Well here we are, album number 12 from the Foo Fighters. I must say, for the first time, I was not excited for a Foo Fighters album. After the drummer drama and Grohl’s image taking a beating, as well as feeling underwhelmed by the album’s initial singles, I went into this with a sigh. But for me they are a lifetime band, a band that no matter where I am with them in my life, I’ll go and buy the record regardless of whether I still am diehard about them. Green Day are another of those bands, but their last album was pretty good. This one, well, it’s underwhelming.
Right away from opening track “Caught In The Echo,” you realize that this mix is shit. It’s dense, overly heavy and a bit muddy. I was hoping for a cleaner listening experience so that was a bit of a bummer. The song itself is okay, a decent opener and a reminder of the Foos of old. New drummer Ilan Rubin is fine, nothing like a Greyson Nekrutman or Eloy Casagrande, but for this band he’s fine. “Window” is a bit slower and works; it’s probably one of the more interesting tracks here; on the other hand, “Of All People” is boring and goes nowhere. I haven’t seen a lot of hype about this record and I can see why; Foo Fighters have settled into their late phase where they are no longer blasting out songs like “Monkey Wrench,” “The Pretender” or “Walk”; instead we get slower mid-tempo songs with just enough energy to go over well live.

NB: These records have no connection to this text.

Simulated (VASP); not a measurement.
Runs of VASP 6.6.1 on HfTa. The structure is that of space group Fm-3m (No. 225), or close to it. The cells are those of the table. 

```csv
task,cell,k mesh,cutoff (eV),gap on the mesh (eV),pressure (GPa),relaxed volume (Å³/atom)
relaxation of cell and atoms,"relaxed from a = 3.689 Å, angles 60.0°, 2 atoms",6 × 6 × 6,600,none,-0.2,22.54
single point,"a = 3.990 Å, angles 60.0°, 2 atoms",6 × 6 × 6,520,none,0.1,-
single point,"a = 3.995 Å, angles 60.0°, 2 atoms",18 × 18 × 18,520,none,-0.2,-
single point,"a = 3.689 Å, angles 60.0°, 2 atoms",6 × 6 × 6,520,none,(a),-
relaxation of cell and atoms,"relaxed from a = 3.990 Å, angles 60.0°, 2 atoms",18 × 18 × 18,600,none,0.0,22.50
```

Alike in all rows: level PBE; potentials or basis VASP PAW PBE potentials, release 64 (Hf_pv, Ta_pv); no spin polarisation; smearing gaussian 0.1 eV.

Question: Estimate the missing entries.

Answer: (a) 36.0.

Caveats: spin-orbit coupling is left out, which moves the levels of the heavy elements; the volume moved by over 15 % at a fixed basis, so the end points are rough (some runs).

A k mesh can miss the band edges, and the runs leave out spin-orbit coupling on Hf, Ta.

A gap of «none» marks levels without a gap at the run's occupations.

The title track, the album’s lead single, is probably the most underwhelming Foos single since “Something From Nothing.” It doesn’t blow me away and the mix is particularly awful; extremely muddy and really crappy, like a rough mix designed to freak out the speakers in your car. Just bad and that’s hard to say about a band I’ve liked for so long. “Spit Shine” is much better; still with a crappy mix, but an overall better song; faster tempo and sounding like good ol’ Foos. When they try to slow things down again on “Unconditional,” it almost works, but not quite. Overall, this is the most underwhelming album this band has put out since Sonic Highways, one I never revisit.
This album is just a bland bowl of oatmeal. Filling, but looking (and sounding) like mush with songs like “Amen, Caveman” and “Child Actor” that don’t mean shit, and it’s something you will likely not remember much about right after listening to it. Very high on the list for biggest disappointment of 2026.